I assume these sweeping changes will be popular with the press, but this is not the road to salvation for a court of law. As I see it, there are wholly insufficient grounds for scuttling the libel laws of the States in such wholesale fashion, to say nothing of deprecating the reputation interest of ordinary citizens and rendering them powerless to protect themselves. I do not suggest that the decision is illegiti-mate or beyond the bounds of judicial review, but it is an ill-considered exercise of the power entrusted to this Court. . . .
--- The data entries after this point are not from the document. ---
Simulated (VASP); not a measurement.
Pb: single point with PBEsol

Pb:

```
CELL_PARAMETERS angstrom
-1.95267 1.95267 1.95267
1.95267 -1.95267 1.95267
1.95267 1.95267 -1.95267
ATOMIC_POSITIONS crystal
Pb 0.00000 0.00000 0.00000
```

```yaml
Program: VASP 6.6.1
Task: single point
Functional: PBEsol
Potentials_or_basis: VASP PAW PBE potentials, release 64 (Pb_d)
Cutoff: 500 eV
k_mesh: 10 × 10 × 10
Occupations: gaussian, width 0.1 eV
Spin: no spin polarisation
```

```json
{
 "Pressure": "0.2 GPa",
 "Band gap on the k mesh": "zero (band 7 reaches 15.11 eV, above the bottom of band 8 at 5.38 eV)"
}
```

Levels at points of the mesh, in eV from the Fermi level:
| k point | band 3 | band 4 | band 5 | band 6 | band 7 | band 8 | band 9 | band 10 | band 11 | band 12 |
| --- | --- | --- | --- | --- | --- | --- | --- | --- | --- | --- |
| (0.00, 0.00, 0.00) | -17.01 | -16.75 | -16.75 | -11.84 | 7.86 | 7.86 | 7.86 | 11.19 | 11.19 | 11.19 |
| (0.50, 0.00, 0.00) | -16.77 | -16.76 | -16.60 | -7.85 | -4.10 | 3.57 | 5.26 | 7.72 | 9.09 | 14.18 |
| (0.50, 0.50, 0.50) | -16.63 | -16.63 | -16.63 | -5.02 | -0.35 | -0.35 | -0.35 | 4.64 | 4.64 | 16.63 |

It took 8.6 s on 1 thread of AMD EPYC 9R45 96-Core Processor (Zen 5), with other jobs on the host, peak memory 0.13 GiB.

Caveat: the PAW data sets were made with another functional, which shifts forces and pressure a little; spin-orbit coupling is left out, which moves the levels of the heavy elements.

The impact of today's decision on the traditional law of libel is immediately obvious and indisputable. No longer will the plaintiff be able to rest his case with proof of a libel defamatory on its face or proof of a slander historically actionable per se.In addition, he must prove some further degree of culpable conduct on the part of the publisher, such as intentional or reckless falsehood or negligence. And if he succeeds in this respect, he faces still another obstacle: recovery for loss of reputation will be conditioned upon "competent" proof of actual injury to his standing in the community. This will be true regardless of the nature of the defamation and even though it is one of those particularly reprehensible statements that have traditionally made slanderous words actionable without proof of fault by the publisher or of the damaging impact of his publication. The Court rejects the judgment of experience that some publications are so inherently capable of injury, and actual injury so difficult to prove, that the risk of falsehood should be borne by the publisher, not the victim. Plainly, with the additional burden on the plaintiff of proving negligence or other fault, it will be exceedingly difficult, perhaps impossible, for him to vindicate his reputation interest by securing a judgment for nominal damages, the practical effect of such a judgment being a judicial declaration that the publication was indeed false. Under the new rule, the plaintiff can lose not because the statement is true, but because it was not negligently made. . . .

These are radical changes in the law and severe invasions of the prerogatives of the States. They should at least be shown to be required by the First Amendment or necessitated by our present circumstances. Neither has been demonstrated.